You can configure IBM®
DataStage® Flow Designer jobs to run
on Spark.
Before you begin
You must have the following Spark configurations:
- A Red Hat Enterprise Linux® (RHEL) 7.x operating system
for both InfoSphere® Information Server and Spark
- Spark 2.2.1 or later built for Hadoop 2.7 or later
Note: Only Spark running on YARN is supported. Spark Standalone, Spark on Kubernetes, and
Spark on Apache Mesos are not supported.
Before you run a Spark job, you need to compile the job. This generates Scala code, which you can
view by clicking the View Scala link that appears after the job is
successfully compiled.
About this task
To run jobs on Spark, an administrator must first configure IBM
DataStage Flow Designer so that it
connects to your Spark
engine.
You can only configure IBM
DataStage Flow Designer to use one
Spark instance.
Procedure
-
Configure IBM
DataStage Flow Designer to connect
to a Spark engine.
- Log in to IBM
DataStage Flow Designer, select a
project, and select the persona button on the top of the screen. From there, click
.
- On the General tab, review the path to the directory
where you want to store IBM
DataStage Flow Designer Spark
files.
The default path is
/opt/IBM/InformationServer/Spark/. The
default path works correctly only if your services tier is configured on a single WebSphere® Application Server ND or Liberty node. If you are
using a multi-node WebSphere Application Server ND
deployment, then you need to provide a path that is visible at the same path location to all nodes
of the services tier. If you have a multiple node WebSphere Application Server ND configuration, then you only need to provide the path if you
are running jobs on Spark or plan to do so in the future.
If you update the path to the
repository for Spark files after running jobs, you might need to move the IBM
DataStage Flow Designer files from
the default path to the new path that you specify.
Note: The paths refer to locations
on the services tier.
- Specify the following parameters on the Spark tab:
- Spark Instance Name
- The name of your Spark instance. This value is automatically populated.
- Cluster manager
- YARN is the only supported resource manager and job scheduler.
- Authentication type
- Specify either None or Kerberos. Select
None if you do not have authentication enabled for the Hadoop cluster and the
cluster is not located behind a firewall. Select Kerberos to provide
authentication to the services on the Hadoop
cluster.
- File
- Upload
the required core-site.xml and yarn-site.xml files. These
configuration files are located on the cluster where the YARN and Spark service are running.
If
the authentication type is Kerberos, upload the krb5.conf configuration file
used to secure the cluster you are connecting too. Typically the krb5.conf can
be found in the cluster's /etc directory. Also, upload the keytab files of the
principals who will be submitting jobs to the cluster that is being configured. For example, if you
have 3 IBM
DataStage Flow Designer
users that each have an individual principal, then you need 3 keytabs so that when they run the job,
the job will run on Spark under the principal.
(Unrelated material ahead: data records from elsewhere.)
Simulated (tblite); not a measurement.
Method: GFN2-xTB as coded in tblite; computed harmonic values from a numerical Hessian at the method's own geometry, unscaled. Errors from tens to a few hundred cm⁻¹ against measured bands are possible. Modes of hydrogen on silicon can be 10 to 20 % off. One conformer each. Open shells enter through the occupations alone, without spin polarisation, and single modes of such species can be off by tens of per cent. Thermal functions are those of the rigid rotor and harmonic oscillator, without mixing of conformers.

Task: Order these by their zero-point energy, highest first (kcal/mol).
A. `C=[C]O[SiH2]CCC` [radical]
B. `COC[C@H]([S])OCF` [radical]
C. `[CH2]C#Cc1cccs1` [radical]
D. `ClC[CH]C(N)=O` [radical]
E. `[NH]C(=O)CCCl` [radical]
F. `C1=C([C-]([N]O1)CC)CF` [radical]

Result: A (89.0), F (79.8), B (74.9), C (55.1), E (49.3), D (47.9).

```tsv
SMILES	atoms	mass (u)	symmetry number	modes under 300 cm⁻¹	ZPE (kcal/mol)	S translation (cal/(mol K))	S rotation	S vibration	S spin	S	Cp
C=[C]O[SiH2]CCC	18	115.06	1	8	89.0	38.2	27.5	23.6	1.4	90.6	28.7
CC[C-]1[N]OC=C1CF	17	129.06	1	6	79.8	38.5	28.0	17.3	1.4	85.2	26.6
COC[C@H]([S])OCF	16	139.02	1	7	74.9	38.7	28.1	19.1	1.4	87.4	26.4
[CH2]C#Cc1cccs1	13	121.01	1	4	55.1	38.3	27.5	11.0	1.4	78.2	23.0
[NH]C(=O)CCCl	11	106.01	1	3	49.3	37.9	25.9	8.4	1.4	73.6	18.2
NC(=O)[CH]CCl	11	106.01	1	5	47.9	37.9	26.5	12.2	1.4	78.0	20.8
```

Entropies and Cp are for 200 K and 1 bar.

- In the Certificates section, click Add SSL
Certificate if you want to upload an SSL certificate to the server. Secure Socket Layer
(SSL) protocol uses encryption and authentication techniques to secure connections between clients
and servers.
- Click OK.
- Log in to IBM
DataStage Flow Designer to run a job
on the Spark engine.
- Click Jobs and open an existing job or create a new one. The
job type must be Spark.
- Click Run. Specify the following parameters on the
Job Run Options pane:
- Spark Instance Name
- The name of your Spark instance. This field is automatically
populated.
- Kerberos Keytab File
- Specify
the name of the keytab file for the principal user.
- Kerberos Principal User Name
- Specify the principal used to authenticate against the Spark engine. For example,
user@EXAMPLE.COM. The principal must correspond to the keytab that is selected in the run dialog.
For example if you use mismatched principals and keytabs, such as the principal JANE@IBM.COM and the
keytab bob.headless.keytab, the job will fail.
- Log Level
- Specify one of the following logging levels to print: ERROR, INFO, WARN, DEBUG, TRACE. When you
specify a log level, the Spark job will run at that log level. ERROR provides the best performance,
and logs errors that do not cause a process to fail. WARN logs messages about conditions that might
cause errors or other issues. INFO impacts performance more and logs general information messages.
DEBUG impacts a job's run time, but provides a lot of information. TRACE logs debug and monitoring
information. It impacts a job's run time the most. You can view logs in IBM
DataStage Flow Designer by going to
.
- Click Run.